Celebrate Autumn with the AIHSC Traditional Cree Round Dance
Tuesday, November 22nd • 4pm-8pm, St Benedict’s Gym
• Free Event • Native Craft Vendors • Feast will be served
• Harvey Dreavor – Stickman
• Gordon Sands – Emcee
• Shane Webster – Singer
• Hand drum singers welcome
Hand drummers and singers will lead us in this traditional dance to celebrate Autumn and bring the community together! Wear your Ribbon Skirts and Roc Your Mocs!
What Is a Round Dance?
A Round Dance is a traditional First Nations community celebration. According to some sources, the Plains Cree received this dance in the late 19th century from the Assiniboine, who called it the Moving Slowly Dance.

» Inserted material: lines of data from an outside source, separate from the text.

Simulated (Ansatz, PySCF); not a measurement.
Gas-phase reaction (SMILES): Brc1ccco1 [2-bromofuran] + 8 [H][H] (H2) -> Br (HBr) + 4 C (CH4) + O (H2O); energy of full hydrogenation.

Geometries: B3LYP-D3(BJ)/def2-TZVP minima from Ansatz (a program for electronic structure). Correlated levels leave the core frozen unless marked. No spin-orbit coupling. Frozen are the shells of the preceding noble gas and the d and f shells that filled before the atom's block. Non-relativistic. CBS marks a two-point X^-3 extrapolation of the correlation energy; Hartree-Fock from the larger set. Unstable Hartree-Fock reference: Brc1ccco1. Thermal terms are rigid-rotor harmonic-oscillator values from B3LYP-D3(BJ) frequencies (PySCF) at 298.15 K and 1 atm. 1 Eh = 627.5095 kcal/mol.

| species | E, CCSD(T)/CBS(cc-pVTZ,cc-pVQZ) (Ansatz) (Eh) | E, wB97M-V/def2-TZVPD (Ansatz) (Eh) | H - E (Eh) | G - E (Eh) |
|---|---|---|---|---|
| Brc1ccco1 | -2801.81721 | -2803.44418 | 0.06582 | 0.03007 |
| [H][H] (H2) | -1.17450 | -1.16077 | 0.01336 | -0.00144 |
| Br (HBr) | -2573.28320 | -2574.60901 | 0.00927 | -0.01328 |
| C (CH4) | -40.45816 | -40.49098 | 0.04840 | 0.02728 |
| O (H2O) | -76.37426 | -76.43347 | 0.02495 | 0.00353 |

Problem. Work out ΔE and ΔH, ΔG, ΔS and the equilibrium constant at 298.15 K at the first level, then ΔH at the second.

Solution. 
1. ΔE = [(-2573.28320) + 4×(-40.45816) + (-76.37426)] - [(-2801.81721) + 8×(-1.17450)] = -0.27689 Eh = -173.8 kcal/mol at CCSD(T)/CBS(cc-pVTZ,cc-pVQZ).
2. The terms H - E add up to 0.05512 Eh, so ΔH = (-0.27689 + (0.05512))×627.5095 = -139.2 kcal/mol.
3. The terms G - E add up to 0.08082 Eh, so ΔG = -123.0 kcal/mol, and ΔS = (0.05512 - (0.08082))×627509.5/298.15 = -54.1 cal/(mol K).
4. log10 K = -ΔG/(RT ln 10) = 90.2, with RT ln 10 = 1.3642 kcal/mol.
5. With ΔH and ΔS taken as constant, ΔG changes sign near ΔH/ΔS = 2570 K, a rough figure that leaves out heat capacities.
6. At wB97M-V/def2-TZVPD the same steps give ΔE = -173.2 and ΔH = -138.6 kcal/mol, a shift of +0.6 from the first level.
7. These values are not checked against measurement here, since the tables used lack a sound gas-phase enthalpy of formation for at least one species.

There is a Cree belief that the Northern Lights are also spirits of the ancestors dancing in the Green Grass world. It is regarded as a good sign if the Northern Lights dance as the people dance. The Round Dance ceremony ends when the circle is broken on the last song and the people weave in and out as they dance. This is to honor the Northern Lights and announce the ceremony is ending.
Round Dances traditionally took place in long lodges called nanapawnikawmovikamik, meaning “night singing tipi,” as part of small tribal camp gatherings. The ceremony was also sometimes called Braid Bundle Dance because the braids of deceased relatives, kept in sacred bundles, were central to the meaning of the Round Dance ceremony.